This two-day course uses a series of accessible hands-on practical activities and short lectures to introduce participants to sophisticated spatial data analysis tools within a GIS. On day 1 we work with vector data (points, lines, polygons) to apply a range of spatial analytic and visualisation techniques used for applied research within the social sciences. On day 2 we also introduce network analysis and focus on measures of proximity and access, construction of service areas and the evaluation of facility or service locations. All activities are structured around a series of research questions which could be applied in many research contexts.
We use ESRIs ArcGIS industry standard proprietary GIS software, widely used by the research community and commercial sector. The data used relate to individuals, households and neighbourhoods (small areas) and a drawn from sources typically used within the social sciences (including census, survey and commercial data). We emphasise that the approaches, questions, challenges and operational decisions are generic to these kinds of geographic analyses.
The course runs over two days and is organised as follows:
Thursday 1st March – sessions will run from 11am until 5pm.
Friday 2nd March – sessions will run from 9am until 3pm.
Session 1: Refresh knowledge of spatial data and ArcGIS (handling spatial and attribute data, layering, select by attribute, select by location, creating thematic maps).

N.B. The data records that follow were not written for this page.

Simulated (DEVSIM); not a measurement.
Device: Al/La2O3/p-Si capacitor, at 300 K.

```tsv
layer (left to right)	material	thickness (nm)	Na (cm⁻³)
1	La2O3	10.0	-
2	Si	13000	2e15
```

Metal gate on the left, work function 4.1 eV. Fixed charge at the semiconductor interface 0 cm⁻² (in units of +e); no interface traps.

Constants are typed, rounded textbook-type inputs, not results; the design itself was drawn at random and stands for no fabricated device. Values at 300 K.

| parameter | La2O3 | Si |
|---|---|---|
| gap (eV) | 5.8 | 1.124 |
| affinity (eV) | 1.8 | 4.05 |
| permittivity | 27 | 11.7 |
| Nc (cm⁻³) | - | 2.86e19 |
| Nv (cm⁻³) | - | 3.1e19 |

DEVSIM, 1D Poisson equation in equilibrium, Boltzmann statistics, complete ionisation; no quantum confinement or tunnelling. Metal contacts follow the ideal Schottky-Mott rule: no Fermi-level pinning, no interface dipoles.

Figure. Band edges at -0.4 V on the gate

Session 2: Spatial analysis – aggregation, joins and relates, overlay and proximity, hot spot analysis.
Session 3: Network analysis – working with (road) networks in ArcGIS, calculating origin-destination matrices and measuring proximity.
Session 4: Evaluating access and determining ‘optimum’ locations.
Discussion / consultation session: There are opportunities for users to outline their own work and to ask for comments and ideas – participants are also welcome to bring along their own spatial data.